In the meanwhile, I am contemplating the next action, the slipper poised in my hand. The cockroach is thinking too, for I can see its antennae, which jut out from underneath the water-pot, rubbing together as if relishing a challenge. The cockroach’s horizon of vision must be quite small, much smaller than mine, but its perception of details has to be large, much larger than mine. It probably never sees me as a whole, but only a part of me when I am this close, like I would only see every blade of grass when standing close to the mountain but not the mountain itself. Its tiny equipment of sensory perception is probably sharp enough to sense the urgency of blood movement in my veins, indicating the degree of my agitation, just as the movement of its antennae gives me a clue of its own state of mind.
The cockroach aims at survival and is rather sure of it. I plan destruction, but am yet unsure. I do not want cockroaches in my house. If I do not kill it, but pick it up and throw it away, it will come back with its brood and cause me bigger embarrassment or raise the chance of my children getting sick.
By now there is a steady stream of hostile communication happening between me and the cockroach. Both of us are assessing the probability of success. It, of survival under such an adverse circumstance. I, of destruction under a different circumstance. I am annoyed to notice that it is not half as agitated as I am, but is playing a game.
I move to lift the pot, simultaneously banging the slipper down on where I estimate the cockroach to be. The hateful insect dashes before the footwear touches the ground, and hides behind the tea kettle, this time positioning itself in the corner where the flat slab of the cooking table meets the tiled wall. Intuitively or by careful computation, it knows that my slipper cannot crush it flat in that corner.
The kettle is on the boil by now. I consider flushing it with boiling water, but decide against the cruelty involved. I do not eat at high-flung restaurants where the chef brings a huge living crab or throbbing lobster for your approval. You nod in appreciation, and he throws the living thing into boiling water. No. I cannot cause that much pain. A slap with my slipper would cause quick death, not a slow and painful halal. I had never considered joining the Islamic State for the vicious pleasure of cutting throats.

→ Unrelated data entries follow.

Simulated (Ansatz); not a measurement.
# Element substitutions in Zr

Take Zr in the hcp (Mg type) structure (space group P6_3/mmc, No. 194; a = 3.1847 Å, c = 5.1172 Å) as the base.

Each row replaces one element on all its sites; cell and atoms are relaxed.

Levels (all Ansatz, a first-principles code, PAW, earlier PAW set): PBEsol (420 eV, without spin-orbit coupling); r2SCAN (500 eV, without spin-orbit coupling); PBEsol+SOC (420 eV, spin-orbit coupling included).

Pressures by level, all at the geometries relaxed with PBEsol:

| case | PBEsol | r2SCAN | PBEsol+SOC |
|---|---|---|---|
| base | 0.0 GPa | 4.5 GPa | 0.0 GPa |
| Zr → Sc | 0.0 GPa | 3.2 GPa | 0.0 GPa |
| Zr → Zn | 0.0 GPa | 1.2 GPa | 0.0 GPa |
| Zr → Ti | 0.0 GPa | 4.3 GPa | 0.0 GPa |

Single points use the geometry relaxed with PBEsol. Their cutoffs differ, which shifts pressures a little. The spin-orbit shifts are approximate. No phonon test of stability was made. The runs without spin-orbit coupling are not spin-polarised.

Not aware of my dubious philosophy of non-violence, the cockroach is still computing the probabilities of success in dodging my next murderous move. Its antennae still rub together cheerfully, but the heat of the kettle must be getting on its nerves by now; it has to move away quickly.
I know I can prod it out of the corner and then try to kill it. The cockroach knows it must move faster this time and find a safer and cooler place or be killed. It’s a battle of wits between a presumptuous self-made electronic engineer and an apparently simple cockroach with no schooling, but a tremendous amount of intuitive skills. Perhaps mother cockroaches do home-school their little ones before sending them out to match their wits with human demons.
The cockroach wins. I give up. I will get you next time, I murmur under breath. Next time is another time, you loser, says the cockroach in its ultrasound roach-speech, showing me the victory sign with its aerials. I pour the boiling water into my coffee cup and move away.
The ultra-sonic call of Loser, loser, reverberates in my mind.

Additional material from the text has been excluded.